Hacker News new | ask | show | jobs
by pierrefar 5641 days ago
As the contact page and the FAQ require signing in, I can't comment on the exact implementation. I suspect they monitor Google's cache as that's the only publicly available data that can power this service. This is the wrong way to do it for many reasons:

1. There can be a delay between crawling and the page showing up in the cache. I've seen it to be on the order of several days in some cases, even though the page was ranking well and getting traffic!

2. Email is not a good log format. It's just not. I suspect for this service you'll need to enter each URL you want to monitor manually (yikes!) and then you get an email. If your sitemaps are any good, you already have a good list of your website's URLs and this could be a massive copy-paste operation, but then you'll get bombarded with emails. One time when I implemented such a system, GMail locked for days.

3. A much better solution is to do it server side with a proper log like in MySQL or MongoDB or whatever. You can do this with a cron job that analyzes the HTTP server's log files at the end of each day, does clever number crunching, generates a report and emails you.

Clever number crunching means calculating numbers that affect your business's bottom line. You can monitor percentage of pages indexed, segment by sections, do trends over time analyses, and more clever stuff like time between crawl and first Google-referred traffic.

1 comments

Great feedback, thanks a lot!

All valid points and if this grows into something larger than what I intended it, I'll certainly look into some more advanced/clever ways of handling the email side of things.

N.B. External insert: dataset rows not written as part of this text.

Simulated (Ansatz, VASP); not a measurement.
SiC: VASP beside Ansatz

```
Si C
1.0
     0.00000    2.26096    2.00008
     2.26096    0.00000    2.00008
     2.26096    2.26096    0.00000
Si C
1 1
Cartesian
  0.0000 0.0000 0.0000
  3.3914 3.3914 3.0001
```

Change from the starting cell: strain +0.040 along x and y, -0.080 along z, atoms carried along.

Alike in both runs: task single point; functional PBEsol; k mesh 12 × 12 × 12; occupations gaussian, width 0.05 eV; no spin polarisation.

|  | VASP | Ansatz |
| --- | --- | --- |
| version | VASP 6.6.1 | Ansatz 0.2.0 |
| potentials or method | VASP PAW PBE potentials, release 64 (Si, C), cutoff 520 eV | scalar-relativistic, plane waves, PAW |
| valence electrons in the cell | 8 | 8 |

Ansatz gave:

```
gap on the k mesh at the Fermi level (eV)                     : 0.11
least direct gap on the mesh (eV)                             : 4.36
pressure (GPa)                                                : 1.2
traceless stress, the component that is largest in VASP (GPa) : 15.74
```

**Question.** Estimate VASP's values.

Index Ping was intended for top-level domain names only. IE, "Bob" launches a new website and wants to know when it is indexed. Not down to the individual page level, just when he "breaks" in to the index. If people want more granular control over this, I'll take a look.

Cheers!

Two things for you to consider:

1. Turn this into an API that webmasters can send you their data which you crunch into useful reports. This just might be a decent money earner.

2. A sitemap importer to kick start the reporting. It should be quite easy as sitemaps are some flavour of XML or plain text.